Compared to many other packages, `pathpy` has a couple of advantages. First, it is easy to install as it should have no dependencies not already included in a default `anaconda` installation. Second, `pathpy` has a user-friendly API making it easy to handle directed and undirected networks, networks with single and multiple edges, multi-layer networks or temporal networks. It also provides interactive HTML-based visualisations that can be directly displayed inside `jupyter` notebooks, which makes it particularly suitable for educational settings. Third, it supports the analysis and visualisation of time series data on networked systems, such as time-stamped edges or data on paths in networks.

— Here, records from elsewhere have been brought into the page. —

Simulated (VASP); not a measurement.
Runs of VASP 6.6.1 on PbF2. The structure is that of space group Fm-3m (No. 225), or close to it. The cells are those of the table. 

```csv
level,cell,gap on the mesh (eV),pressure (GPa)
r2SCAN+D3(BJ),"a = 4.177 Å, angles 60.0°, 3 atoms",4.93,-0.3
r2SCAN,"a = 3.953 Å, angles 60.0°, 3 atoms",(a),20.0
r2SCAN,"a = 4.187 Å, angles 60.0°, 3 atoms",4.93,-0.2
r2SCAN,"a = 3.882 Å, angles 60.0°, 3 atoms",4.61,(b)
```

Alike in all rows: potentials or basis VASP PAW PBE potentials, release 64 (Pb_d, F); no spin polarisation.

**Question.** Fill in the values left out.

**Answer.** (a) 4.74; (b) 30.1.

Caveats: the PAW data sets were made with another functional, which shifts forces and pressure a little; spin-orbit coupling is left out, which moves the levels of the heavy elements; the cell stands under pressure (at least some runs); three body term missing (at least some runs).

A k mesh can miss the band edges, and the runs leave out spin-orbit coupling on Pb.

Since `pathpy` is not included in the default Anaconda installation, we first need to install it. In previous iterations of the course, we used the stable version `pathy 2.0`. Right now, we are in the process of finishing a heavily revised version 3.0, which comes with many advantages. It has a cleaner API, is more efficient, and provides advanced plotting functions. To benefit from those advantages, we use the development version of `pathpy3` from gitHub. The best way to install it is to (1) clone the git repository to a local directory, and (2) install an editable version of the `pathpy` module from this cloned repository. This approach will allow you to execute `git pull` from the commandline to always update to the latest development version.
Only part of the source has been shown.